No, your eyes do not deceive you. It is a Devo wallet. Whip it. Whip it good. When a problem comes along. You must whip it. Before the cream sits out too long. You must whip it. When something's going wrong. You must whip it. Now whip it. Into shape.
THE MUSIC, TV AND MOVIE CORNER- I have sinned. The other night I was sitting idly in front of my TV, and I found myself sitting through sixty full minutes of...brace yourself, boys and girls...ONE TREE HILL (cue the horror-movie thunder-and-lightning effects). It is disturbingly bad, and I find Chad Michael Murray as well as That Other Guy On The Show Who's Not Chad Michael Murray to be boring and vaguely unattractive, but there was kind of a sick fascination about it, like I HAD to find out what it was in order to loathe it appropriately. I also viewed a classic- Pretty in Pink- on the elliptical at the gym tonight. I think everybody was actually pretty freaked out by how my face looked when Molly Ringwald cut that f/n dress up into a sack. I mean, why? Just...why? Why, Molly Ringwald? Why? Why would one take a perfectly pretty- if overly pink- dress and unleash scissor hell upon it? Did you think it made you look good, Molly Ringwald? Because I'll tell you the truth, Molly Ringwald- it made you look like you were trying to hide a scoliosis brace under layers of pink fabric. And while I'm as much of a Deenie fan as any other girl, and I have nothing but utmost respect for scoliosis sufferers and Judy Blume characters in general, I'm pretty sure that's not the look you were going for, the whole scoliosis thing. So, in conclusion- shut up, Molly Ringwald. It's one thing to cut up your dad's old T-shirt in the hopes that you will concoct a stunning and avant-garde minidress and you can tell everyone offhandedly that you made it yourself from an old tee "lying around the house" and actually end up ruining a perfectly good tee. It's another to destroy a prom dress that doesn't belong to you. In non-John-Hughes-related news, I have discovered Goldfrapp and have been playing "Ooh La La" at top volume for twenty-three hours straight. My neighbors are probably starting to get pissed. Well, you know what, aging hippies? I have to listen to YOU blast AC/DC ALL DAY, DON'T I?

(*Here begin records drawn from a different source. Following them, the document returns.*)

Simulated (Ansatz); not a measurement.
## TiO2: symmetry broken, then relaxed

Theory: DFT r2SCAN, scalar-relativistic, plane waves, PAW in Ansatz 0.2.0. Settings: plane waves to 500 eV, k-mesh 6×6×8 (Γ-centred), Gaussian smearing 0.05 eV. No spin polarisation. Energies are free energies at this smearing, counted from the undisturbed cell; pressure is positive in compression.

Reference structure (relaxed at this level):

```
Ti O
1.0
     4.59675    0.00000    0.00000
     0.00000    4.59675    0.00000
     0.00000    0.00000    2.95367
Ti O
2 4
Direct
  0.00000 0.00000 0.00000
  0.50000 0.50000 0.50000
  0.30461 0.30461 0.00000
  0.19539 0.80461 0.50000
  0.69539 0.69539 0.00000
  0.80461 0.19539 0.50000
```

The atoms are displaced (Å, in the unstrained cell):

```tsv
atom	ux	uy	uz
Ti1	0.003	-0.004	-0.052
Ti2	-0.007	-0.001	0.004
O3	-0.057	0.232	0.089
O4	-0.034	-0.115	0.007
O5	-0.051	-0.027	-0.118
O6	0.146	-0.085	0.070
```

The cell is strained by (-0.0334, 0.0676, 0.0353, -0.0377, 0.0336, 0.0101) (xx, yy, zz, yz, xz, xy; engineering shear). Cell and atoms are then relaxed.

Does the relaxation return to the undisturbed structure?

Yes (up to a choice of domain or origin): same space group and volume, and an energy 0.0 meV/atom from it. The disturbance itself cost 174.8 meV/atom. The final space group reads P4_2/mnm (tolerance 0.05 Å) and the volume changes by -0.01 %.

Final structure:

SIGHTINGS- Six hundred pairs of Tory Burch flats. And the demise of individuality and style as we know it. Also, I have an Overheard In New York worthy of the overheardinnewyork.com website. I was in Ricky's for sparkly false eyelashes (don't ask) and I saw a girl hold up a "Hebrew School Dropout" T-shirt and ask her friends "Am I Jewish enough for this shirt?" And one of the friends shook her head sadly and responded, "No." You can't make this shit up. Ooh, and some girl came into Cool Vintage Store wearing an excellent little veiled hat. It wasn't aggressively Carrie-Bradshaw-ooh-look-at-me; it was just sort of quietly amazing.
CURRENT ATTIRE- Feeling pretty good with my outfit in a pair of green opaque wool tights (not Peter Pan green or lime, sort of Kelly green), black flat slouchy boots, and a long-sleeved pale-green-and-white top under a short vintage black BCBG dress. It sounds weird, but I think it's cute. And it's been cold as hell here lately, so I can get away with the constant tights.
So, exams are over! And I somehow passed everything! I know my posting's been sporadic, but I'll work on it. And yes, I learned the definition of that word from Clueless. When are you people going to figure out that I learned everything worth knowing from Clueless?
Ciao, Roma.
P.S. Lipstick Lady, I'm sorry most of your blog got deleted! :^( That is a little sad emoticon man being sad for you.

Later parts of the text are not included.